Winning the propaganda war
As the region boils with the current crisis between Qatar and its neighbors, Turkey's domestic agenda is still locked in the coup trials and the purges in government. There is no major political breakthrough in the court cases, but another high-level politician's son-in-law has been put behind bars. Former Deputy Prime Minister Bulent Arınç's son-in-law, a cardiologist at a university in Ankara was first dismissed from his academic post as part of the Fethullah Terror Organization (FETÖ) investigation, and he is now in jail.
Law professor Ersan Şen recently stressed the separation of two approaches in the FETÖ cases. "One of them is the actual coup trial of whatever happened in the military on that night. The other more important track are the FETÖ trials in more than a dozen cities. There we see the civilian side of the power sharing," Şen said.

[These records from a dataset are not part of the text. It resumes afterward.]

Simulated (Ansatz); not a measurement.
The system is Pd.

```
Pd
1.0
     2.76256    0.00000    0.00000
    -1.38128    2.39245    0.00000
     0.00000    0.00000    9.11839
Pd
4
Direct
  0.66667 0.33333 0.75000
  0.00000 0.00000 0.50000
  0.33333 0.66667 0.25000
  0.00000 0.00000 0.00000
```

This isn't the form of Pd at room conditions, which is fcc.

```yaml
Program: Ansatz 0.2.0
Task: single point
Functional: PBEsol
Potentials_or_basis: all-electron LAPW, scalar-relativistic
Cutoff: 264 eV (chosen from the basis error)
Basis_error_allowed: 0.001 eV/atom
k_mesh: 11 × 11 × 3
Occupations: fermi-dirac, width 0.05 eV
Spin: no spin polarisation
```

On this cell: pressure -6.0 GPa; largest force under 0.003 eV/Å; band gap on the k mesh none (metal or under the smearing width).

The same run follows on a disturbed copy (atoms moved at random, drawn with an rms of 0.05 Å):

Indeed, Gülenists were major allies of ruling Justice and Development Party (AK Party) local officials in smaller cities. From government tenders to business deals, the partnership was so close and entangled that even now, almost a year after the bloody coup attempt, it is still impossible to break it up. It is not just family ties or intergroup marriages, Gülenists (before they became FETÖ) were the propaganda arm of the AK Party in western capitals for more than a decade.
Brussels has its own share of guilt in the current crisis, because EU officials were aware of the false allegations against military officials, journalists and academics jailed in the Sledgehammer and Ergenekon cases. For people in Washington, however, it is deeply confusing to understand today's vendetta between the AK Party and the Gülen movement.
That is why Ankara should put more emphasis on places like Capitol...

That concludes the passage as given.